When Dr. Sandy Hirsh, Director, School of Information, received an invitation to be a visiting scholar at Rikkyo University in Tokyo, Japan, she was thrilled. “It was an honor to be invited by Rikkyo University to work with Professor Yuriko Nakamura and her colleagues.” Dr. Hirsh first met Professor Nakamura when she attended the International Federation of Library Associations and Institutions (IFLA) conference, August 2016. “Dr. Nakamura approached me to apply for their university’s Visiting Scholar program because she thought that people in Japan would be interested in my expertise in e-learning as well as my career path that involved working in the Silicon Valley in R&D and consumer product development and then in academic leadership as the Director of the School of Information,” says Dr. Hirsh.
During Dr. Hirsh’s two-week visit in October 2017, she delivered two large public lectures, “The Global Transformation of Libraries, Library and Informational Science Education, and Library and Informational Science Professionals.” In these presentations, she addressed some of the disruptive and emerging technology trends in the information field, and what these mean for libraries, librarians, and library and information science education. In addition to these formal lectures, she also led two classroom discussions with library and information science students. These discussions focused on career development, time management, balancing career and family life, and career paths. “The students asked great questions! We discussed some of the professional and cultural differences in Japan and the United States,” says Dr. Hirsh. She also visited libraries in Tokyo and met with university officials and researchers.
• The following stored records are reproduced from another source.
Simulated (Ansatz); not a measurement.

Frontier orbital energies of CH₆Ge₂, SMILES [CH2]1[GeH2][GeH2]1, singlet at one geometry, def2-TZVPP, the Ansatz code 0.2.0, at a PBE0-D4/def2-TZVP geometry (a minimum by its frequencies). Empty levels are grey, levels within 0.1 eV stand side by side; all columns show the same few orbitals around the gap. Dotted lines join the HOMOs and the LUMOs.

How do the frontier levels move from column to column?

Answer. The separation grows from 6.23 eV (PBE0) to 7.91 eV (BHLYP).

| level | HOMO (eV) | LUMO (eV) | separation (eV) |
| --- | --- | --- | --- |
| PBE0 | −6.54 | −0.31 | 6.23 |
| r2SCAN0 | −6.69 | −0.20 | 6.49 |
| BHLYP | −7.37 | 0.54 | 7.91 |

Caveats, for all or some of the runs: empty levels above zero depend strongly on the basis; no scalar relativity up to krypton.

“I tried to prepare myself for this trip,” says Dr. Hirsh. “The month before I left, my Japanese neighbor tutored me in some common Japanese words and phrases and prepared a script for me to say at the beginning of my large formal talks and at the end of my talks. While I didn’t have good pronunciation, my audiences were very appreciative of my effort to do a formal introduction and conclusion in Japanese. My neighbor also helped me prepare my business cards in Japanese and this was well received too.”
In addition to her commitments at the university, Dr. Hirsh also explored different parts of Japan, including Kanazawa, Kamakura, Kurashiki, Hiroshima, and Nara. When asked what some of her most memorable experiences were, Dr. Hirsh said: “I enjoyed experiencing a traditional Japanese tea ceremony, trying on a kimono, visiting many shrines, biking through the rice fields, tasting different types of Japanese cuisine, and riding the bullet trains.”